6.3 The Customer warrants that any Input Material and its use by SusConSol for the purpose of providing the Works will not infringe the copyright, patents or other rights of any third party, and the Customer shall indemnify SusConSol against any loss, damages, costs, expenses or other claims arising from any such infringement.
6.4 Subject to obtaining the prior written consent of SusConSol, compliance with clause 6.5 below and compliance with any conditions relating to the form of the publication or reproduction attached by SusConSol to the consent, the Customer shall be entitled to publish or reproduce the Output Material or any part thereof.

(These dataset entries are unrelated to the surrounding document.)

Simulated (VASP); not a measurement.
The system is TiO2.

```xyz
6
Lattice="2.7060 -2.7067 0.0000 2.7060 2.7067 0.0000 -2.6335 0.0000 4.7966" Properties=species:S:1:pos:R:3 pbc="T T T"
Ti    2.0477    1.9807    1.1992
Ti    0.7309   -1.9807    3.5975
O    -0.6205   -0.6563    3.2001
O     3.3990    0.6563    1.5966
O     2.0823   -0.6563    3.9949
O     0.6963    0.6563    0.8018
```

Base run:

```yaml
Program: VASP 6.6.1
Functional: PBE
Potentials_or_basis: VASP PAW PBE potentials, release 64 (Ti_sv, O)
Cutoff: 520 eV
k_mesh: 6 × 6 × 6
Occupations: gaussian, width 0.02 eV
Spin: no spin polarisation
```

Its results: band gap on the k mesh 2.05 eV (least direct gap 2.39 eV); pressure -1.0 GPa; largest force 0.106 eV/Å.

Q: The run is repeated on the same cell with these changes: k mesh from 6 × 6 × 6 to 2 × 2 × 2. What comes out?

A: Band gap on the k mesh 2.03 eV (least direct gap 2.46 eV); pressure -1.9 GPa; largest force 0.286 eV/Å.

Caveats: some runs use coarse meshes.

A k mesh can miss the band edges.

6.5 Where the Customer publishes or reproduces any Output Material, the Customer shall:
6.5.1 reproduce on any copy (whether in machine readable or human readable form) of the Output Material SusConSol’s copyright notices, or where there are none shall request in writing from SusConSol the form of copyright notice that SusConSol would like attached to the Output Material;
6.5.2 maintain an up-to-date written record of the number of copies of the Output Material (or any publication or reproduction thereof) and their location and upon request forthwith produce such record to SusConSol; and
6.5.3 notify SusConSol immediately if the Customer becomes aware of any unauthorised use of the whole or any part of the Output Material by any third party; and
6.5.4 without prejudice to the foregoing take all such other steps as shall from time to time be necessary or desirable to protect the confidential information and intellectual property rights of SusConSol’ in the Output Material.
Where SusConSol is required to access any property of the Customer for the purposes of carrying out the Works, then the Customer shalI provide unhindered access together with all relevant working facilities required by SusConSol and shall provide safe access and a safe working environment which complies with all Health and Safety legislation.
8 Rights, Warranties and Liability
8.1 SusConSol may perform the Contract using any other subsidiary of SusConSol.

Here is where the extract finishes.